I'd say something as to why you can't think like that, but I don't think you'll ever find a virgin compatible with you. Unless you can get passed "ew..some other dude had his weiner in you. We can't be together nooww", chances are slim pickens
Im fully aware how small my pool is becoming. The older I get, the smaller my pool becomes cuz more and more girls are having sex.
I cant be with someone who has had sex before. Like I said it adds pressure to the relationship, and creates jealously issues. Plus I would want our special moments to be shared. That cant happen if she has lost her virginity to/has fucked other guys.
It would be another case of me putting more into it than she is.
So..you see girls as less than a person if they've been woth someone else before you? I know it's been said before but that's overly selfish. I'd get into the rest but that's a waste of time
So..you see girls as less than a person if they've been woth someone else before you? I know it's been said before but that's overly selfish. I'd get into the rest but that's a waste of time
As someone who has never had sex before, I dont want to be the noob to someone to is experienced. I dont really feel the urge to experience sex, but If I was to engage in sexual activity Id need to be with someone who is exploring it at my level as well.
I dont want to walk into a relationship where someone already knows what she wants and has past experience for a frame of reference.
Id want somebody I could discover things with.
It adds more to the relationship, Id think.
Hell Im mad at myself for kissing a girl before. I wish I saved my first kiss for whoever Id end up marrying.
Someone once said during sex-ed that when you have sex with someone, you have sex with all of their past partners.
They said this in reference to STDs, but I believe the same idea could be applied to someone's memories as well. They still remember their past lays. You're just another piece on a long stream of pieces. Sometimes the piece fits.
The problem is that you have this idea of what sex is but until you try it you don't know.. It's like you don't know what being drunk or high feels like until you actually try it
Again, I dont look at it as an action for leisure. Its not a past time to me.
So I cant be with a girl who has treated it as a past time.
And if a girl has only had sex with people she has "loved", to me that means that that love didnt last or wasnt real. So whatever we may feel might not be real either. Therefore it would diminish whatever it was we had.
And again, I couldnt feel comfortable being with a girl who knows exactly what she wants sexually, and has experience, and reference points when I have never had it. Too much pressure. Too much jealousy.

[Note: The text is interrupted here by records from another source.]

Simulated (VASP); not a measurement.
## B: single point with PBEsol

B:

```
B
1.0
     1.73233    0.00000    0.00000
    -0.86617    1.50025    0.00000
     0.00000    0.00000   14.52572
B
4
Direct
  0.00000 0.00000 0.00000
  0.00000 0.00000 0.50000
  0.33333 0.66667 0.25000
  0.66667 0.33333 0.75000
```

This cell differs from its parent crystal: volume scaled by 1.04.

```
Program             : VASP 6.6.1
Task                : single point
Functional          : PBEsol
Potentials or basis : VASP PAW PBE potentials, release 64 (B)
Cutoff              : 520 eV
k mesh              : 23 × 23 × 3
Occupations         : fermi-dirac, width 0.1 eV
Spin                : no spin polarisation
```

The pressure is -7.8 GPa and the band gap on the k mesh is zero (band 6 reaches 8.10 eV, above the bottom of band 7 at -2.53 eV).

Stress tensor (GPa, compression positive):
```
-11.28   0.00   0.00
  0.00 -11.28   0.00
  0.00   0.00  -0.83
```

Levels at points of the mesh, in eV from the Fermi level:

There is this quote I found a few years ago on the wizard web. And while I dont feel as extreme as this anon, there is some truth to the quote
"This anon gets it. I'm an incel wiz and I want to get laid because I'm already beat the virg game. So if I actually do go out on a date, and the conversation turns to the past, she will start talking about how she had all these wild times or at least good times with her ex-boyfriends. Then, I know that she will have at some point satisfied her slut lust by getting used every day by Chads like a cheap whore and that she's "had enough sex to last a lifetime." So I'm there, supposed to mop up this used goods bitch's life by being the beta provider she always planned on having after she wants to "settle down" who she would only fuck like once a week with her blasted out axe wound vagina only in return for cash and other honey-do's whereas before she would wake up Chad with a blowjob because she was feeling fiesty. By then, she'll be 30 pounds fatter, her skin all aged, tits sagged and thoroughly disinterested in real romance (as if my bitterness would allow me to get truly romantic). This is my only option. Sure feels great! /s"
I can't logically assess your thought process on this specific subject. I try, but nothing
Because you separate sex from relationship.
Im trying to join the two for something that last forever between me and one other person.
I can separate sex from emotion. But separating sex from a relationship? No. A healthy sex life, being completely honest and open, conversation/communication, and so on are major keys to a long-term..or rather life long..relationship. The guy having sex with other individuals before me doesn't diminish, damage, or ruin what we could have and so forth. And it should be the same the other way. I don't get jealous because of past hookups, relationships, crazy endeavors I wasn't there for. That's pointless. It's like letting yourself get incredibly angry over the fact that it's storming today and you didn't want it to because you had plans. It's out of your control. It's also just that, the past. Two people that are 100% comfortable with each other in all aspects can discuss their pasts without such emotions boiling up.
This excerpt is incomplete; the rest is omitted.